You are the light of the world. A city set on a hill cannot be hidden. Nor do people light a lamp and put it under a basket, but on a stand, and it gives light to all in the house. In the same way, let your light shine before others, so that they may see your good works and give glory to your Father who is in heaven. (Matthew 5:14-16)
Who are you?
You might think that we have been here before. Yet we haven’t. Not like this.
Why will others see our good works and give glory to our heavenly Father? Are followers of Christ the only ones who do good works? What are the good works being referred to here anyway? Is the light the good works?
Isn’t there something about the light that shines on the good works that allows others to see it? Light appears to illuminate what’s going on. Otherwise people are left in the dark. Things might happen of very positive worth, but it will not be made visible because people are left in the dark. Sure there are elements in which those others can either be ignorant to what’s going on, but that does not answer the issue of stumbling around in the dark.
Perhaps what stops people seeing the good works is not because of their ignorance or their arrogance. There’s every possibility that they miss seeing it because of our ignorance and arrogance. Maybe there’s an identity crisis that sees a disconnect between who we are and what we do. Sure we can say a lot of things, but because of who we are it leaves people in the dark.

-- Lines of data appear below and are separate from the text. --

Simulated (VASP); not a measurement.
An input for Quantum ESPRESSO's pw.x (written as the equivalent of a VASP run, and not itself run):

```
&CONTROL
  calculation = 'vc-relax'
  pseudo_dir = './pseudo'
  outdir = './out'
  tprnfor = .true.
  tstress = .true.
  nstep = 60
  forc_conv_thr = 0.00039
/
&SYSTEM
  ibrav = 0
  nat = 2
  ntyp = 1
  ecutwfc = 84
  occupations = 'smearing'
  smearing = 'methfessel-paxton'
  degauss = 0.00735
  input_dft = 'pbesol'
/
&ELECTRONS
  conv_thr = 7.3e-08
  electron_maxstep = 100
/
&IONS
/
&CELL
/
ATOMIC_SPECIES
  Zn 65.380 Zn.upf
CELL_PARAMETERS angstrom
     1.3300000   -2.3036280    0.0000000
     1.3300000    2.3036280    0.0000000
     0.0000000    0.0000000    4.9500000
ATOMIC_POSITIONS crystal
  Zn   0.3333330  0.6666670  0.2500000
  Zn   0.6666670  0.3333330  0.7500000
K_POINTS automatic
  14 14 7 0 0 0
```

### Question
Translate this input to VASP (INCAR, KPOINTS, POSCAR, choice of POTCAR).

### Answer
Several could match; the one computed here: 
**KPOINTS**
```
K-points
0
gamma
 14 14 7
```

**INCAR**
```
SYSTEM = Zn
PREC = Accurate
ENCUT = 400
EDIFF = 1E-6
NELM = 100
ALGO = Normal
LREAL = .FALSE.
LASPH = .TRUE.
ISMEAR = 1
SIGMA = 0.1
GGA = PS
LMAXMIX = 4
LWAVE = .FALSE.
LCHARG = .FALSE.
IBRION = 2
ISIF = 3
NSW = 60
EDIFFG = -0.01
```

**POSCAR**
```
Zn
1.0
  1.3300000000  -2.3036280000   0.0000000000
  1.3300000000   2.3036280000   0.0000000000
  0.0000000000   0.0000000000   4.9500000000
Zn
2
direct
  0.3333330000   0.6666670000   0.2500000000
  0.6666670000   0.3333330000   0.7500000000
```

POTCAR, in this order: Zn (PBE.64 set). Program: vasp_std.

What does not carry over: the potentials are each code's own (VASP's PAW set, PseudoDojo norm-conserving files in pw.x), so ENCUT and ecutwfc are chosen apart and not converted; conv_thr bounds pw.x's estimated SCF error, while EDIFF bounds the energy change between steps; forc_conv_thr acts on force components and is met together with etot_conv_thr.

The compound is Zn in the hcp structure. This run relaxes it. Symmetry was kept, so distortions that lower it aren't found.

Being disciples of Jesus Christ, though, we don’t have to wait until the end of the tunnel to see the light. As He is the light of the world, so acknowledging Him and following Him to become more like Him is a journey into being Him. That process recognises where we start and where He makes all the difference in us. That’s why others see and give credit to the source.
Only the light of God could allow us to behave in a humble, mourning, meek, desperately seeking right, merciful, pure and peaceful manner. Only the light that shines bright through being who we are in Him makes it possible for others to see.
Are we keeping people in the dark? It’s probably not their fault, we might need to let the light shine so they can see.